Fausto Melotti: I magnifici sette
May 9 - July 30, 2010
New York | 21st Street
Gladstone Gallery is pleased to announce I magnifici sette by Italian artist Fausto Melotti. A quiet presence throughout the twentieth century, Melotti began exhibiting his work in the 1930s after studying both music and science. Primarily known for sculpture, his initial ceramic Teatrini—poetic dioramas in which lyrical figuration populates miniature theaters—gave way in the 1950s to abstract works composed of elegantly composed brass, wire, and other metals. His background informed his new formal language in which the plastic manifestation of material and form found a corollary in the almost mathematical elegance of both the rhythms and visual structures of music and musical notation. As Melotti said, “Art is an angelic, geometric feeling. It addresses the intellect, not the senses.” In his works, poetic structures of feeling find a medium in response to self-contained abstract forms regardless of haptic modeling, much in the way music conveys meaning through an immaterial sonic construction.

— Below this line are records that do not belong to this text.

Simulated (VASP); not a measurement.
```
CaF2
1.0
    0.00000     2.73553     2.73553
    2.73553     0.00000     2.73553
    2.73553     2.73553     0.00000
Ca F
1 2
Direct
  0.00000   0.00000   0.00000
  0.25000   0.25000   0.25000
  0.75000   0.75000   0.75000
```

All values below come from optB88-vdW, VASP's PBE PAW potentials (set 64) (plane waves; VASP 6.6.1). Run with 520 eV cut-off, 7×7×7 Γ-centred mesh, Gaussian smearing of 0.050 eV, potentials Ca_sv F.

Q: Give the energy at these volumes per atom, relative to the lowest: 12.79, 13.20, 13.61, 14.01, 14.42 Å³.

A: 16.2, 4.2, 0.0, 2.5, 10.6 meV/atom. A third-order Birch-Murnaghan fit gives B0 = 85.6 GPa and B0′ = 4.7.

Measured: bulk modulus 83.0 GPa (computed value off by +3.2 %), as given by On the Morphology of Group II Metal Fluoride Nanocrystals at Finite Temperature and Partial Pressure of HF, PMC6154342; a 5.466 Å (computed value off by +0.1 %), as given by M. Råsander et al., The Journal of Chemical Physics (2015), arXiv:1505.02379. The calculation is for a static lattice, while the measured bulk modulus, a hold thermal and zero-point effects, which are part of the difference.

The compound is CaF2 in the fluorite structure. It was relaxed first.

This exhibition will present one monumental work I magnifici sette (The magnificent seven), 1973, a brass and stainless steel sculpture in which seven abstract forms recall the seven disciplines classically defined as the liberal arts—the fields of study that the ancient Greeks thought allowed for a rational understanding of the world. In Melotti’s depiction, seven window-like forms contain rhythmic patterns of geometries bound less by platonic ideals than by a more lyrical contemplation of composition, balance, and order. Recalling non-western forms of musical notation, this sculpture’s quasi-linguistic ordering provokes both contemplation and a necessary respect for the universal presence of the unexpected and uncertain. Of this poetic sensibility of uncertainty Melotti said in his 1963 aphorism: “It is not for us to know, though a genius might, whether the thousand effervescent thoughts, so much in contrast today, like never before, are beginning to agree like the voices in a choir, to finally emerge together in a single voice or whether it shall all collapse in a dark torrent…. We would be content if it were the wind of the Elysian fields, shaking and rattling the empty and sensitive pipes.”
Born in Rovereto, Italy, to a musical family, Fausto Melotti (1901-1986) began studying music, mathematics and physics before enrolling at the prestigious Accademia di Belle Arti di Brera in Milan where he befriended fellow artist Lucio Fontana. His first exhibition was at the Galleria del Milione in Milan in 1935. The Museum am Ostwall Dortmund held the first retrospective of his work in 1971. He exhibited in both Italy and abroad up until his death. The1986 Venice Biennale opened with a major exhibition of Melotti’s work, earning him a posthumous Leone d’Oro.